I recently finished reading No Impact Man by Colin Beavan. I suspect you've heard of it? Just in case... a few years ago it was "kind of a big deal." A writer from NYC (and his wife and baby) spends a year trying a myriad of ways for his family to live with zero net environmental impact. He made national news. He made the talk shows. There was a documentary. But the heart of the project was that he wanted to write a book on what he learned.
I watched the documentary a while back. It was interesting/good. Maybe that is one of the reasons I was lackadaisical about getting around to reading the book? (I already knew the plot, I felt.) Well. I should have read it sooner. It's not very long and it flows well to make a quick and interesting read. For me, the book is a solid home run. I wish I'd read it sooner. In some ways, it was not at all what I expected.
I expected the bits about why we should try to do better for the environment. I expected the parts where he talks about what measures he undertook, and the parts where we find out if those measures were difficult or enjoyable. I did not expect intensely personal storytelling. I did not expect such deep, philosophical speculation.
In the end, I learned a little bit. But I thought a lot. And I felt more inspired than I anticipated.

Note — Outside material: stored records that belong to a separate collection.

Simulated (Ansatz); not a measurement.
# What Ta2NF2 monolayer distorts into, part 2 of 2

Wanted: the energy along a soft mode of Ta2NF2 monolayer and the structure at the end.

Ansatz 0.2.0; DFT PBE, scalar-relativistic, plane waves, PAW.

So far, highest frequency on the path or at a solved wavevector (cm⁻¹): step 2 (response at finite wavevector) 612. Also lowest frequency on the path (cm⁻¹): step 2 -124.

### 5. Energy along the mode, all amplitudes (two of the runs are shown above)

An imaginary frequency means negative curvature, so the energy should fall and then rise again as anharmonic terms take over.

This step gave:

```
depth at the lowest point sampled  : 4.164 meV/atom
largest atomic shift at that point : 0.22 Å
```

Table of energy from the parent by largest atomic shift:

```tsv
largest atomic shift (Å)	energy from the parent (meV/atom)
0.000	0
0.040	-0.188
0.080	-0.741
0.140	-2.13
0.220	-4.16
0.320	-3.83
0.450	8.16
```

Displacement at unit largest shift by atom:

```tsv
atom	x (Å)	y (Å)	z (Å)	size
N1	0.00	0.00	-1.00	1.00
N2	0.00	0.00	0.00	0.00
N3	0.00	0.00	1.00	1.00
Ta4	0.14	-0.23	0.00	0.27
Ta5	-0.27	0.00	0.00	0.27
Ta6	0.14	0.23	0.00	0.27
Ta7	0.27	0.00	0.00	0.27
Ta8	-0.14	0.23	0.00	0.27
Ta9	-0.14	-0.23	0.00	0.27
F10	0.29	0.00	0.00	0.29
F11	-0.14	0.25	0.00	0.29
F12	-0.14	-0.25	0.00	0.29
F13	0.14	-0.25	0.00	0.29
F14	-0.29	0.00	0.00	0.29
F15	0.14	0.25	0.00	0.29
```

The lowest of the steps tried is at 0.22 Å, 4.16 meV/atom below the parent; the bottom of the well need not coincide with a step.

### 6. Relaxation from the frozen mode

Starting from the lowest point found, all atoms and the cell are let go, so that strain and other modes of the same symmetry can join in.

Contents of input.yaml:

At work, I like to keep a few special books. These books serve a purpose for me. If I am feeling uninspired and selfish, or even bored; when I don't want to work or have trouble focusing, I pick these books up, flip to a random page, and read just a little bit. When I do that, I am hoping that these books remind me of my priorities and my values. I am hoping they remind me that I didn't come to work to entertain myself, but to accomplish Something Good. I am hoping they keep me grounded and focused. These books are thoughtful and quotable and give my brain something to chew on, in little bits. No Impact Man is going on that book shelf. I might buy a second one to have as a loaner.
So here's a little quote for you to chew on this Earth Day, one which the author decided was the moral of the story:
"I got too paralyzed by this question of whether I was the type of person who could make a difference. Finally, during the year of the project, I realized that's the wrong question. The real question is whether I'm the type of person who wants to try."